An internal Toyota document obtained and translated by CNN demonstrates that engineers testing a pre-production car experienced and noted an instance of “sudden unintended acceleration.” The confidential document, drafted in 2006, was never shared with U.S. officials investigating whether an electronic flaw could be causing Toyota vehicles to suddenly speed out of control.
Toyota engineers penned the document, relaying the results of a cruise-control test on a vehicle that would later be sold in Japan and Europe as the Lexus 460. “The cruise control activates by itself at full throttle when the accelerator pedal position sensor is abnormal,” the report says, later noting that a “fail-safe overhaul” would need to be installed on another model in production, which would later become the Tundra pickup truck.

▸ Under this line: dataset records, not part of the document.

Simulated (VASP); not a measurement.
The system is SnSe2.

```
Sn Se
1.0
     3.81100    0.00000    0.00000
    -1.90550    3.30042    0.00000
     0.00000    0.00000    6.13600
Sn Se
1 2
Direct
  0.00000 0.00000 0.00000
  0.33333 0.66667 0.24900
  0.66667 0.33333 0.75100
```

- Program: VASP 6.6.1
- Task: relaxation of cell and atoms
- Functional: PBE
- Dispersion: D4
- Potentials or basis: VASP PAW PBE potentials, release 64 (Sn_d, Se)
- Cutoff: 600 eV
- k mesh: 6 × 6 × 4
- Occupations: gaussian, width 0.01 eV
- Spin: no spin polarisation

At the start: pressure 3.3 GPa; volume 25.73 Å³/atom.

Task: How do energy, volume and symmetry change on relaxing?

Toyota has refuted CNN’s interpretations of the document, claiming it was mistranslated and that it actually has nothing to do with unintended acceleration. The carmaker even tried to prevent CNN from airing the report, to no avail.
CNN explains that the document was originally provided in Japanese with an English translation. In response to Toyota’s claim that it was erroneously translated, CNN had it translated by a Tokyo-based interpretation firm with technical, automotive expertise. That translation confirmed the original translation. Still, Toyota argued that both translations were wrong, prompting CNN to commission a third translation, this time from a U.S.-based firm with automotive engineering expertise. The results confirmed the other two translations. Toyota did not provide CNN with its own translation despite multiple requests.
Toyota has insisted that incidents of sudden unintended acceleration in its vehicles are caused by floor mat interference or sticky throttle assemblies, if not driver error. It launched one of the largest and costliest recall campaigns to fix the defects, but complaints of sudden acceleration kept coming. According to CNN, more than 300 reports of sudden unintended acceleration have been reported just since the beginning of 2012.
Tanya Spotts told CNN she thought Toyota’s sudden acceleration problems were a thing of the past, so she bought her dream car in June – a brand-new Lexus ES350. She owned the car for seven months when it suddenly lurched forward while she was pulling into a mall parking spot. The car smashed into a concrete wall and Ms. Spotts injured her foot from the strain of braking in an attempt to stop the car. Toyota alleges the car suddenly sped because Ms. Spotts stepped on the gas instead of the brake.